Read more: The extreme Scottish nationalists

With a second independence referendum looking increasingly likely, Somynne fears that the pro-union parties warning about “division” are creating a self-fulfilling prophecy. 

“As for physical confrontation,” he says. “I’m honestly worried about certain sections of the No-supporting extremes, who see the independence movement as some kind of ‘Jacobite plot’ to destroy their British identity.”

In 2014, pro-union parties fought under a banner of economic realism, with the additional message that it was OK to be “Scottish and British”. After the experience of the EU referendum, though, there are murmurings that a second pro-union campaign would have to be fought on more emotional turf. 

So what is behind what Somynne calls “the dark underbelly” of the pro-union campaign? And how likely is it to rear its head again? 

One night in George Square

For many independence supporters, suspicions that the pro-union campaign had resonated with the far right were confirmed on the evening after the referendum. A group of crestfallen, mainly young independence supporters turned up at Glasgow’s George Square, where they were confronted by a group of union supporters waving Union Jacks, singing Rule Britannia and giving Nazi salutes. 

Glasgow SNP councillor Austin Sheridan, who is gay, was at the City Chambers that day, an imperial building on George Square. He left the building to see what was going on. “All of a sudden a guy came up and shouted at me,” he remembers. A video he made on his phone shows middle-aged men calling him “fucking poofter” and “nationalist scum”. 

Sheridan believes the homophobic attack was “clearly organised”. He says: “The group of people arrived at the square all at the same time.” 

In 2014, mainstream political parties succeeded in the most part in distancing themselves from the far-right unionists. 

Scots were treated to the rare sight of the Liberal Democrats, Labour and Conservative leaders agreeing on the need to stay in the UK. 

This cross-party unity did not, however, extend to some of the other groups opposing independence – the British National Party, the UK Independence Party and the Scottish Defence League (which shares anti-SNP posts alongside warnings of a Muslim “invasion”). 

While the fringes continue to share both far-right and an anti-independence messages, Facebook groups purely focused on a passionate defence of unionism have also flourished. Here, the First Minister Nicola Sturgeon is mocked as the TV comedy character “Wee Jimmie Krankie”, or the “ginger poison dwarf”. 

One of the grassroots groups most consistently pushing the pro-union message is A Force For Good (its Facebook page has more than 4,000 followers). During the 2014 referendum it was not affiliated with the Better Together campaign and describes itself as providing “a historical and cultural background to the Union and the British identity”. 
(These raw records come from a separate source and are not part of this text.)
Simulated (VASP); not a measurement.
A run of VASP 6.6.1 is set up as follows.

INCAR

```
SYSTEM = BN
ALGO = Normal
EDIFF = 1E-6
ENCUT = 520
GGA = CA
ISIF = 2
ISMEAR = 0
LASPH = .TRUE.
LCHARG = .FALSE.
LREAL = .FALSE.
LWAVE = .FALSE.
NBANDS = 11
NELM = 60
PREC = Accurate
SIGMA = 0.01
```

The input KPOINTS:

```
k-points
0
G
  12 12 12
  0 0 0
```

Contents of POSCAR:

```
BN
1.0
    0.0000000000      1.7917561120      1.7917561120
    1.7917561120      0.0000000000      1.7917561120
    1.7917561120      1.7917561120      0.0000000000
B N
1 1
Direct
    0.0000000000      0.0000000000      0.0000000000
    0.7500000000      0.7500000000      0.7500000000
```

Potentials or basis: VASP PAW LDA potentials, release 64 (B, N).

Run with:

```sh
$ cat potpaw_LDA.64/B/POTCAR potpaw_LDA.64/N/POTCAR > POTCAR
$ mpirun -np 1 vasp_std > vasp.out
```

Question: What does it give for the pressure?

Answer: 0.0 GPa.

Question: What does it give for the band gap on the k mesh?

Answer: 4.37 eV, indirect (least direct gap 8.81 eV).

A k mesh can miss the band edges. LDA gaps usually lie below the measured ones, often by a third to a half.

Its posts mainly thank Theresa May for objecting to a second Scottish independence referendum. However, the founder of the site, Alastair McConnachie, was forced out of Ukip after questioning aspects of the Holocaust (when I asked McConnachie if he still held these views, he referred me to a 2007 blog post in which he acknowledges the Holocaust but adds: “I’ve questioned and doubt, from a historically-interested point of view, some aspects, specifically with regard to the existence of execution gas chambers.”) 

Unionism… and Unionism

There was a second undercurrent to that appearance in George Square. “The violence in George Square was sectarian,” says Dave Scott of anti-sectarian organisation Nil By Mouth, who wrote about the incident at the time. (You can read about sectarianism and the pro-independence campaign here).

While there is no direct link between the pro-union campaign and Protestantism (Jim Murphy, a prominent Better Together supporter, is a practising Roman Catholic), some of the most passionate supporters of the UK are from Protestant groups.

The Orange Order is a controversial Protestant brotherhood that dates back more than 200 years. It is based in Northern Ireland, but has other branches around the world, the largest of which is in Scotland. Orangemen traditionally march on 12 July to celebrate the triumph of the Protestant monarchy over the Catholic King James II. Critics accuse the Orangemen of stirring up sectarian hatred and bringing unrest to the streets (in 2016, 13 people were arrested for minor offences during an Orange march in Glasgow). 

In 2014, the Orange Order campaigned on behalf of remaining in the UK. Roughly 15,000 supporters from both Scotland and Northern Ireland turned up in Edinburgh on the weekend before the referendum for a march through the Scottish capital.

The organisation continues to comment on Scottish politics. The front page of the March 2017 edition of the house journal, The Orange Torch, was dedicated to the prospect of a second referendum. When I speak to Robert McLean, the executive officer of the Grand Orange Lodge of Scotland, he confirms that if there is another referendum, his organisation will get involved again. 

I put to him the complaints of independence campaigners that the Orangemen were a divisive presence. He responds: “If anything, the referendum caused division. If anyone’s causing division, it’s Nicola Sturgeon.” The Orange Order have been in Scotland for 300 years, he adds.

What next for the pro-union campaign?

Orange Order marches – and their sister activity, flute bands – have traditionally been abhorred by what Kevin McKenna, a Scottish columnist, calls the “liberal, godless, political classes” in Holyrood. The Better Together campaign was visibly embarrassed by its orange friends. But that was before Brexit. 

While pro-union political parties in Scotland are still working out their plans, organisers must grapple with the fact that “Project Fear” failed to win the EU referendum. Better Together’s victorious campaign in 2014 was similarly pragmatic, with messages of economic stability and – crucially – the promise of staying in the EU. 

In the patriotic fervour of Facebook groups like “Do Not Break Our Unity”, there is a different kind of unionism. It waves the Union Jack with pride, wears the poppy, celebrates the monarchy, approves of Theresa May and voted Brexit. As McKenna wrote in the summer of 2014:

The people who will decide the referendum will not be those in the chattering, political classes but the tens of thousands in the housing schemes across the country… both sides had better start properly to understand their language and their curious ways.

The question for mainstream politicians in Scotland – as in England – is what to do about this well of passionate, patriotic unionism. Can they channel it into an emotional case for unity? And would doing so come at a price? 

Somynne, the independence campaigner and freelance journalist who has written about the referendum campaign, wants to see “calm and constructive” debate on both sides. But he worries it won’t turn out that way. “You’re asking fundamental questions about the way we define ourselves and challenging political realities,” he says. “It’s never going to be clean when that happens.”